Falling over themselves

Ok, Ok, I know I complain a lot about the prevalence of serial killer shows on TV. But I am the first to admit that I am now hopelessly addicted to the BBC’s latest offering, The Fall.

Gillian Anderson is mesmerising as the chilly, intensely competent and slightly Asperger’s-ish ubertec. As soon as I saw the first episode, I was reminded of Helen Mirren’s brilliant portrayal of Jane Tennison in Prime Suspect. Both women have the brittleness that comes of years of enduring the hostility of men, and they both misunderstand and misuse their own sexual allure. Unfortunately, both are quite unrepresentative of real live women.

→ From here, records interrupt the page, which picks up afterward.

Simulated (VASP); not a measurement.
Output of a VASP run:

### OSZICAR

This is less surprising when you find out that Allan Cubitt, who wrote The Fall, also wrote Prime Suspect 2. In both, he gives us a central woman figure who, basically, does not behave like a woman. Though we do see the frail side of Jane Tennison – her drinking, her splintering relationships – ¬†at work she is fully in control. Gillian Anderson’s character seems to have no life outside her minimalist hotel room, though it is clear that she has notched up a fair number of lovers along the way.

I find both characters fascinating, precisely because they are so different from me and everyone I know. They are both, in truth, the ultimate male fantasy ¬†figures – women who are beautiful, sexually available, even predatory, but who have absolutely no interest or capability in sustaining relationships. They are never going to be on the phone asking why you’re late at the office. They will never nag at you to empty the bins or put up a picture. Jane Tennison would do it herself, knocking in the nails with her battered stiletto, while Gillian Anderson would simply glide to another perfect hotel room.

Meanwhile, back on planet Earth, the normal women are having much more normal lives. While in Prime Suspect the pile-up of dead women was largely incidental to the focus on Mirren and, of course, the suspect (always a man), in The Fall Allan Cubitt has taken the time to establish the victims as rounded characters. That means that the first victim, the solicitor, does normal things like get slightly tipsy with colleagues. As a result, the police are sceptical about her story of a break-in and a couple of days later, she is dead. Normal doesn’t get women very far, does it? In fact, in TV drama terms, being ‘normal’ – sociable, a tippler, someone who occasionally makes questionable decisions – means you will be stalked by pervs, spied on, threatened, tortured, murdered, posed, photographed and ultimately end up naked on the pathologist’s table, with everyone looking on.

In fact, women are punished for being normal, for having human frailties, while Tennison, Anderson, Lund and the like remain aloof and unassailed. It’s really quite annoying. I can’t help hearing strains of Henry Higgins’ famous complaint in Pygmalion, ‘Why can’t a woman be more like a man?’

I have tried boycotting these slasher dramas, I really have. But there’s nothing else very compelling on. I thought things were looking up with Scott and Bailey (brilliant, do watch it if you haven’t caught it before) but, gripped though I am, I think things are going downhill, albeit with brilliant acting and a completely enthralling script, with The Fall. There is one question though, that I do really want answered. Where does Gillian Anderson get her silk shirts? Particularly that wrap one from the last episode. I WANT.